Categorical Exclusions.  In the Rule, CEQ also addressed categorical exclusions, more than 2,000 of which have been developed by federal agencies and are applied to 100,000 federal actions each year.  The Rule has been modified to provide that even if an “extraordinary circumstance” is present that would otherwise preclude use of a categorical exclusion, the agency may nevertheless categorically exclude the proposed action if it determines that there are “circumstances that lessen the impacts” or other conditions sufficient to avoid significant effects. The Rule also allows an agency to adopt another agency’s determination that a categorical exclusion applies when the proposed action is substantially the same.[11]

Alternatives Analysis.  With respect to agencies’ consideration of alternatives, the Rule continues to require agencies to analyze reasonable alternatives that would meet the need of the proposed action and would avoid impacts or mitigate them to less than significant.  However, CEQ limits reasonable alternatives to those that are “technically and economically feasible and meet[ing] the purpose and need of the proposed action” and requires that each alternative considers the goals of the applicant when the action involves a non-federal entity.[12]

Takeaways.  The supporters of the Rule – primarily industry stakeholders – praise the revisions for streamlining the NEPA process and making it more efficient, flexible, and less costly.  Similarly, President Trump’s Administration describes the Rule as necessary to overhaul outdated and cumbersome environmental regulations, and as a pathway to economic prosperity.  Opponents, on the other hand, sound the alarm on the Rule’s negative implications, arguing that it would worsen global greenhouse gas emissions, make infrastructure less safe, and preclude public input on certain projects.

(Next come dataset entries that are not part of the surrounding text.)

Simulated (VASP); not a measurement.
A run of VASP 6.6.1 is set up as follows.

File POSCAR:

The Rule is set to go into effect on September 14, 2020, unless challenged in court or altered by Congress.  Federal agencies and project applicants should exercise caution in applying the Rule until any legal challenges are resolved, and the time for Congress’ action to reverse it expires.


[1] The NEPA regulations were first issued in 1978; for additional related information, see https://ceq.doe.gov/laws-regulations/regulations.html.

[2] The full text of CEQ’s Rule, titled an “Update to the Regulations Implementing the Procedural Provisions of the National Environmental Policy Act,” was published in the Federal Register on July 16, 2020, and is available at: https://www.govinfo.gov/content/pkg/FR-2020-07-16/pdf/2020-15179.pdf.

[3] CEQ Fact Sheet: Modernizing CEQ’s NEPA Regulations, available at: https://ceq.doe.gov/docs/laws-regulations/ceq-final-rule-fact-sheet-2020-07-15.pdf.

[4] See https://ceq.doe.gov/laws-regulations/regulations.html; see also the Rule, pp. 9-10 and 21-24 at: https://www.whitehouse.gov/wp-content/uploads/2020/01/CEQ-NEPA-Regulations-Final-rule-Pre-publication-Version.pdf.

[5] Please see the Rule, pp. 82, 93 at: https://www.whitehouse.gov/wp-content/uploads/2020/01/CEQ-NEPA-Regulations-Final-rule-Pre-publication-Version.pdf.

[6] Id. at pp. 135-137.

[7] Id. at pp. 40-42, 137-139.

[8] Id. at pp. 160-166.

[9] Id. at pp. 165-166.

[10] Id. at pp. 169-172.

[11] Id. at pp. 41-42, 75-78.

[12] Id. at p. 192.

An Unacceptable Probability of Actual Bias: When Decisionmakers Cross the Line in Administrative Appeals

The recently published opinion from the Third District Court of Appeal in Petrovich Development Company, LLC v. City of Sacramento (certified for publication on May 8, 2020) examines when city councilmembers impermissibly cross the line from neutral adjudicators to biased advocates when acting in a quasi-judicial role during their consideration of an appeal from an administrative body.

The case concerned an administrative appeal to the Sacramento City Council of the Planning Commission’s 8-3 decision to grant a conditional use permit for a gas station to Petrovich Development Company, LLC (Petrovich). Following an administrative appeal by two neighbors and the Sierra Curtis Neighborhood Association, the Planning Commission’s approval was overturned by the City Council with a 7-2 vote, with Councilmember Schenirer advocating against the gas station and making the motion to deny the requested conditional use permit. Petrovich sued, alleging among other things that Councilmember Schenirer demonstrated an “unacceptable probability of actual bias.” The trial court concurred that Schenirer was biased, and the appeal that culminated in the decision summarized here followed.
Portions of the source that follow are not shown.